However when the speed is closing to the speed of light, the acceleration slows down, despite the force still beeing applied. Am i right ? What is happening to the Newton formula?

The short answer is that it has become invalid.

Lets assume that we have reached 99,9999% of c.

Relative to what? You are implicitly assuming a master reference frame here. There is no master reference frame in relativity.

So, let's assume we have reached 0.999999 c relative to some observer. That the rocket continues to fire is not going to change the speed of the rocket by much at all relative to this observer. However, imagine the rocket sends out a non-thrusting satellite to be used as a relay. That satellite will keep moving at the velocity it had when it was ejected from the rocket. That initial observer will see that satellite as moving at 0.999999 c. If the rocket continues firing, the satellite will initially see the rocket accelerate at a=F/m; this will hold until the rocket's speed relative to the satellite becomes a significant fraction of c.

 

[mzntr]

Ha, the only clear thing that comes out of this discussion is that Newton law is wrong, yet it works.

The deeper you get however into the discussion the bigger problems you find.

Something is wrong with this universe.. Is it really so illogical ? :)

Thakns

 

[D H]

Ha, the only clear thing that comes out of this discussion is that Newton law is wrong, yet it works.

Newton's second law works at very low velocities (compared to the speed of light) because (a) momentum is a conserved quantity and (b) the simple vector addition rule you learned in high school or freshman physics is very close to correct at such low velocities.
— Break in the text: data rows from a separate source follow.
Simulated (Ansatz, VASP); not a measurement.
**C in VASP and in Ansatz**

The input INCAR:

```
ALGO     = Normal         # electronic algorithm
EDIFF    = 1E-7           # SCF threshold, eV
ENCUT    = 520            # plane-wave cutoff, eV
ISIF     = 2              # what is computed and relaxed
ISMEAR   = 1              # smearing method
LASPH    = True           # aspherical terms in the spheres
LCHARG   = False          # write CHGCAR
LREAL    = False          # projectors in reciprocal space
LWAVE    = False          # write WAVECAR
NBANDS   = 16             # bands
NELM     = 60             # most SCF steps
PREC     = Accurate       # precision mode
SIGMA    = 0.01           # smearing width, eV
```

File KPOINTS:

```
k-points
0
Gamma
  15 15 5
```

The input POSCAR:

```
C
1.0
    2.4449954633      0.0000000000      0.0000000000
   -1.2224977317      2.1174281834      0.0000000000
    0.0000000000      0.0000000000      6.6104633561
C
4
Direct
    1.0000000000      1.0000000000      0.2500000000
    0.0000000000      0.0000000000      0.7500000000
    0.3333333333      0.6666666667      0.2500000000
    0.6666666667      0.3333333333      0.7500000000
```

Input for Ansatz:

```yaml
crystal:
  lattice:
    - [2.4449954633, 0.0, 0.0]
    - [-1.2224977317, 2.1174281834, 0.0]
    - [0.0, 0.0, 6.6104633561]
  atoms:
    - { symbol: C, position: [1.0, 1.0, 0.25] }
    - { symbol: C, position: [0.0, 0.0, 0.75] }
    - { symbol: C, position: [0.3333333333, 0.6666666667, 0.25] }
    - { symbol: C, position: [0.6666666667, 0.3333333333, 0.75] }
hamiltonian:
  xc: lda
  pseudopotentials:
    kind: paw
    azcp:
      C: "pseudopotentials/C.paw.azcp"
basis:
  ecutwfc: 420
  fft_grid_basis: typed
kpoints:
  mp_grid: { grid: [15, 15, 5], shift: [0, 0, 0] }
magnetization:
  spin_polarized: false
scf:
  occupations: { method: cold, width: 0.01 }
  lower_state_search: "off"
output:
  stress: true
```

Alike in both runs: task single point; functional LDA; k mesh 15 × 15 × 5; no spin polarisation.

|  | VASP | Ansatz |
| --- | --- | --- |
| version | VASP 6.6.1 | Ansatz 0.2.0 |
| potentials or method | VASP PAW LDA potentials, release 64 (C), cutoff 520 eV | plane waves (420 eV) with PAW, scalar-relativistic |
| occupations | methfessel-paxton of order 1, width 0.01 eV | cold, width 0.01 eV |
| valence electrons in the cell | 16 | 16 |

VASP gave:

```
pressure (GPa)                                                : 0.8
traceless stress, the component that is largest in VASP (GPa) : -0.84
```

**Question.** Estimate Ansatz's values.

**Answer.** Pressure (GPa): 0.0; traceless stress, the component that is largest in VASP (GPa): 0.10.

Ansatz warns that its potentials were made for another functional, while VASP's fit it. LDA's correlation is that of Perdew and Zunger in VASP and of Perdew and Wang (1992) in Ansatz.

Conservation of momentum is still a valid principle in relativistic physics, but that simple velocity addition rule is not. Note that relativistic velocity addition is valid even at low speeds.

 

[DrStupid]

Newton second law: the net force applied to a body produces a proportional acceleration.

That's a special case for constant mass. The original second law says: the force applied to a body produces a proportional change of momentum.

However when the speed is closing to the speed of light, the acceleration slows down, despite the force still beeing applied. Am i right ? What is happening to the Newton formula?

It still applies but you have to consider the velocity dependence of mass (as used in Newtons definition of momentum):

[itex]m = \frac{{m_0 }}{{\sqrt {1 - \frac{{v^2 }}{{c^2 }}} }}[/itex]

Then you get

[itex]F = m \cdot a + m \cdot \frac{{v \cdot \left( {v \cdot a} \right)}}{{c^2 - v^2 }}[/itex]

and

[itex]a = \frac{F}{m} - \frac{{v \cdot \left( {v \cdot F} \right)}}{{m \cdot c^2 }}[/itex]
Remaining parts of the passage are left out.